We are trying to incorporate hashtag searches and Japanese full text searches in our data. We were able to achieve them separately but when we try to combine the two configs together, it doesn't work as expected.
I found a similar thread here - How can I correctly index @screen_name, #hashtag and url in Japanese text?. But no reply.
PS: Our data will be stored in multiple languages.
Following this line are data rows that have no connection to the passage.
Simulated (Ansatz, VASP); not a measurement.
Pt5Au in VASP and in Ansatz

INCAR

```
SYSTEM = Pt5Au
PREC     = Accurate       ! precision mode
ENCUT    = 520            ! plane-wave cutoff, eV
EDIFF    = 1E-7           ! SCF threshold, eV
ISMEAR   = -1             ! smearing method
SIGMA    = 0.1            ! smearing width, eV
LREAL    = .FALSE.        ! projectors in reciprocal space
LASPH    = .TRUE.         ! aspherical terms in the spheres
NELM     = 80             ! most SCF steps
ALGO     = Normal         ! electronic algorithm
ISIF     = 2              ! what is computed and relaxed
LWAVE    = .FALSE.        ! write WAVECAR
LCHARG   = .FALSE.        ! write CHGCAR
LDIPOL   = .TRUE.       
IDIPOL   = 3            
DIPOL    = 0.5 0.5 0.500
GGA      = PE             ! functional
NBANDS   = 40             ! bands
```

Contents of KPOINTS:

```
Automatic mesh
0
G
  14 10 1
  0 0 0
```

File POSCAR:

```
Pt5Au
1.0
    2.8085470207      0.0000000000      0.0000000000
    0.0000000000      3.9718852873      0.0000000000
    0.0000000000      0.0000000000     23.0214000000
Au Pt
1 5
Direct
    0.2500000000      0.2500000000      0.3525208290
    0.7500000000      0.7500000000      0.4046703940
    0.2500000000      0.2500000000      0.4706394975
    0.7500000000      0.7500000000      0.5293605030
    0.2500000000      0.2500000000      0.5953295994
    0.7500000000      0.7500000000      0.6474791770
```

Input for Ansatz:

Below are the configs that we used.
Hashtag search:
{
"settings": {
"index": {
"analysis": {
"filter": {
"hashtag_filter": {
"type": "word_delimiter",
"type_table": [
"# => ALPHA"
]
}
},
"analyzer": {
"hashtag_analyzer": {
"type": "custom",
"tokenizer": "whitespace",
"filter": [
"lowercase",
"hashtag_filter"
]
}
}
}
}
},
"mappings": {
"properties": {
"caption": {
"type": "text",
"analyzer": "hashtag_analyzer"
}
}
}
}
CJK full text search:
"settings": {
"index": {
"analysis": {
"analyzer": {
"kuromoji_analyzer": {
"char_filter": [
"icu_normalizer"
],
"tokenizer": "kuromoji_tokenizer",
"filter": [
"kuromoji_baseform",
"kuromoji_part_of_speech",
"cjk_width",
"ja_stop",
"kuromoji_stemmer",
"lowercase"
]
}
}
}
}
},
"mappings": {
"properties": {
"caption": {
"type": "text",
"analyzer": "kuromoji_analyzer"
}
}
}
}
The two configs combined together, which doesn't seem to be working:
{
"settings": {
"index": {
"analysis": {
"filter": {
"hashtag_filter": {
"type": "word_delimiter",
"type_table": [
"# => ALPHA"
]
}
},
"analyzer": {
"kuromoji_hashtag_analyzer": {
"char_filter": [
"icu_normalizer"
],
"type": "custom",
"tokenizer": "kuromoji_tokenizer",
"filter": [
"kuromoji_baseform",
"kuromoji_part_of_speech",
"cjk_width",
"ja_stop",
"kuromoji_stemmer",
"lowercase",
"hashtag_filter"
]
}
}
}
}
},
"mappings": {
"properties": {
"caption": {
"type": "text",
"analyzer": "kuromoji_hashtag_analyzer"
}
}
}
}